Airport could offer lease deals to generate money

293

Consulting engineer Dan Clinton told commissioners last Thursday that they should start looking for ways to pay for a new master plan for the airport. The airport may have to find $20,000 to $30,000, although grants will eventually repay the money. Clinton explained that the commission often lands in this position in executing grants, although the delay before repayment will be longer in this case.

He shared a drawing to convert an awning hangar into an eight-bay enclosed hangar, saying it may be possible to cut holes in the existing slab for foundations, or an architect may decide to cut a trench through the length of the building to pour a beam. In either case, keeping the existing slab will be cheaper than removing it and starting over.

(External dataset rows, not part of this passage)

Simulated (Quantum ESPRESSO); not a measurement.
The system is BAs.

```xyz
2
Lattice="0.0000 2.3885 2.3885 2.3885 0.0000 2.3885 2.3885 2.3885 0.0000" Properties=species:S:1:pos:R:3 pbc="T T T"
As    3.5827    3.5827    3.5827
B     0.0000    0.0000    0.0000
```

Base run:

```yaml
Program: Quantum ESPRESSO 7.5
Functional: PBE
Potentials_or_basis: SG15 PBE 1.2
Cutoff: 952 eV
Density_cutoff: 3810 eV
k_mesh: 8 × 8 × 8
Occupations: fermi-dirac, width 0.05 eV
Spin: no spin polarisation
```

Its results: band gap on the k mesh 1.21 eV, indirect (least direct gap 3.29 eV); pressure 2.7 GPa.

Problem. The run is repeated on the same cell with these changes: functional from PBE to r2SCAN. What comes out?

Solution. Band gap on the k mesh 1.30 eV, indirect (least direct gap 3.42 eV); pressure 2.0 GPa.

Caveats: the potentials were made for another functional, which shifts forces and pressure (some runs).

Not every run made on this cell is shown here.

The project will cost an estimated $460,000, and grants would pay for most of it. The airport would have to provide part of the money, and commissioners discussed offering discounted 10-year leases to generate immediate funds. A typical monthly rent for a hangar is $180, and someone paying $15,000 in advance for 10 years would see a significant saving. Letters will be sent to those on a waiting list for hangars.

Those who currently lease space within the awning hangar will also be contacted to see if they would take advantage of the early offer. Until the past few years, most leases were month-to-month, and only a few tenants had a long-term lease. Even a one- or two-year lease is easier to sell than a 10-year commitment, but the airport needs more money from hangar rentals.